Did Business Analyst & Best-Selling Author Jim Collins Get It Wrong for Publishers?

By Michael Foy, President of Publishing Search Solutions


In my last article I cited Jim Collins studies of how great companies can recognize when they’re losing their way and how to get back on track. His conclusions were published in his book ‘How the Mighty Fall; And Why Some Companies Never Give In’. In it, he revealed the tell tale stages of a decline. The subject of this post concerns the first of those five stages or Hubris. Excessive pride can be the first sign of trouble for businesses in various industries as Jim suggests but I submit that the publishing industry in recent times may be a special case.

Is it believable that publishers would experience excessive pride as their first sign of a decline? It seems that there are other more contemporary indicators that a course correction is needed. Armed with this hypothesis I sought the opinions of executives who offered some well considered observations on what they see as the early signs of a decline. Here’s some of what they said.

Publishing tends to still operate in arcane ways. It can be easy to fall into arcane, or legacy thinking, when strategizing or even pricing. One needs to guard against it constantly.

Instead of pride some cited a tendency to ignore signs of a changing environment. Publishers have been more vigilant lately on how consumers drive content delivery changes.

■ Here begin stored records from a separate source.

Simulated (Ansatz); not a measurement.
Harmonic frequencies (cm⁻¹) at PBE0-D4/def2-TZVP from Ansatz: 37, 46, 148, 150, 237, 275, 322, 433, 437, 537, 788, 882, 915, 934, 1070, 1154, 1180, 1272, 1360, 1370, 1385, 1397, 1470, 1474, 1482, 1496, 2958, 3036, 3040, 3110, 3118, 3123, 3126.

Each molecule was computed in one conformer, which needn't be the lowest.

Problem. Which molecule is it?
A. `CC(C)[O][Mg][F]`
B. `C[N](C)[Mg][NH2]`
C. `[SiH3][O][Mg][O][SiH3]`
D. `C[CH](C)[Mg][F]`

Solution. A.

The Internet came up many times as another potential pitfall among executives in businesses that sell ad space. Some Publishers have created strategies to compile more content to make up for reduced advertising income.

In the education market, Common Core was cited as an obvious challenge. This program shrunk the Supplemental market and made it more competitive. To cope large publishers have re-invented themselves in some cases by selling off non performing arcane parts.

Nowadays, skill sets to get books discovered is paramount said one executive. A teamwork approach coordinates the multitude of skills necessary for success.

Digital was confirmed to be a major challenge in the non-fiction trade market. Exceptions, however, were the ‘How To’ books where consumers were less interested in going digital.

Most agree that our industry is in a correction and that we’re only now becoming ‘smart’ about publishing as a business. On occasion I’ve been happy to facilitate that progress by importing ‘smart’ candidates and placing them on a rewarding career path in publishing. The trick is to find, vet and attract those candidates from either inside or outside the industry.

In spite of Jim Collin’s thorough work on determining the stages of a company’s decline, hubris was hardly cited at all as the reason for Publishers’ difficulties. But whether it’s pride or something else that threatens a Publisher’s success some remedial plan is needed. To execute that plan Jim Collins verifies in his studies that one must have the right people in the right seats. Then one must continue to add the right people to grow and build on that success. After all publishing hasn’t and won’t go away. There’ll always be a need for content to inform, educate or entertain.